2019 55¢ Winter Berries:  Juniper Berry

Value:  55¢ 1-ounce First-class rate (Forever)
Issue Date:  September 17, 2019
First Day City:  Tulsa, OK
Type of Stamp:  Definitive
Printed by:  Ashton Potter (USA) Ltd.
Printing Method:  Offset
Format:  Double-sided Booklet of 20
Self-Adhesive
Quantity Printed:  300,000,000
 

The common juniper (Juniperus communis) is found in more areas than any other woody plant.  It grows in cool regions of the Northern Hemisphere from the southern Arctic to a latitude of about 30º N.  Common juniper is found mainly in North America, Europe, and Asia, but some examples have been found in the Atlas Mountains of Africa.

Common juniper grows in either tree or shrub form and can range from 33 to 52 feet tall.  While most conifers have needles, the common juniper technically has leaves (though they still resemble needles).  Like other conifers, common juniper reproduces via cones, though its cones are quite different from the brown, woody varieties we are used to seeing...

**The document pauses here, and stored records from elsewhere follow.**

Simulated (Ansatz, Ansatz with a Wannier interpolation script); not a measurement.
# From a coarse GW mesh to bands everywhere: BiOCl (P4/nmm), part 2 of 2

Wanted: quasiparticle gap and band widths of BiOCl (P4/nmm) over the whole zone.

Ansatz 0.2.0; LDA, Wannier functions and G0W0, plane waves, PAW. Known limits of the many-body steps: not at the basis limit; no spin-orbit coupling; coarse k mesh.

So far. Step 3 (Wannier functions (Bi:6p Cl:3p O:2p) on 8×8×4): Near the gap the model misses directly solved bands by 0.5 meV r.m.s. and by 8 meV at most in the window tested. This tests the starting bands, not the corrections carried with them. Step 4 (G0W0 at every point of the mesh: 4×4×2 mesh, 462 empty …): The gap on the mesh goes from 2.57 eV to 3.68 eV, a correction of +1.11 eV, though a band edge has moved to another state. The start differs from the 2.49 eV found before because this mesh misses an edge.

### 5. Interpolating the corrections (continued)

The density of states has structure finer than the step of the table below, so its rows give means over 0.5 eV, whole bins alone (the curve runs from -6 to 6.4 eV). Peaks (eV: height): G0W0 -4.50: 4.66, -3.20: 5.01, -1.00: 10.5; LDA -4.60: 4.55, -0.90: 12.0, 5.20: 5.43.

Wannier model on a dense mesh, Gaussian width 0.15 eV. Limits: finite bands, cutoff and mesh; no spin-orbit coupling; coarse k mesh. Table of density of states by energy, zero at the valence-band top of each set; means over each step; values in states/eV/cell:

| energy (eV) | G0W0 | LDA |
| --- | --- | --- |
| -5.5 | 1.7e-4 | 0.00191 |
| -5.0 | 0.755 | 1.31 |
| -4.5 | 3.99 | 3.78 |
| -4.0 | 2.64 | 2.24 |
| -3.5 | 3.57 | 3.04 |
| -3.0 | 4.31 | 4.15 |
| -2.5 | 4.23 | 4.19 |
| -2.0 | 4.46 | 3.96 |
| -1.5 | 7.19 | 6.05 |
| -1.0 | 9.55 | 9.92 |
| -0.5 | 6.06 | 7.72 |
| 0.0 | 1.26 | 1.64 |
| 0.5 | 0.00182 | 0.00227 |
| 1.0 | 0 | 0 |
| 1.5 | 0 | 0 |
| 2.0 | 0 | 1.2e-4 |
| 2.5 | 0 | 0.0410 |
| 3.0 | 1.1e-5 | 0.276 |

Like all other juniper varieties, the common juniper's cones look like – and are usually referred to as – berries.  They are produced over a two-to-three-year cycle in which it takes about 18 months for berries to fully ripen.  During this time, the cycle begins all over again, meaning all stages of growth are often present on the same plant.  Ripe berries are eaten by birds, whose digestive systems process all but the seed inside the berry.  Thanks to the birds, these seeds are then distributed in many different places, assuring the common juniper's survival for many years to come.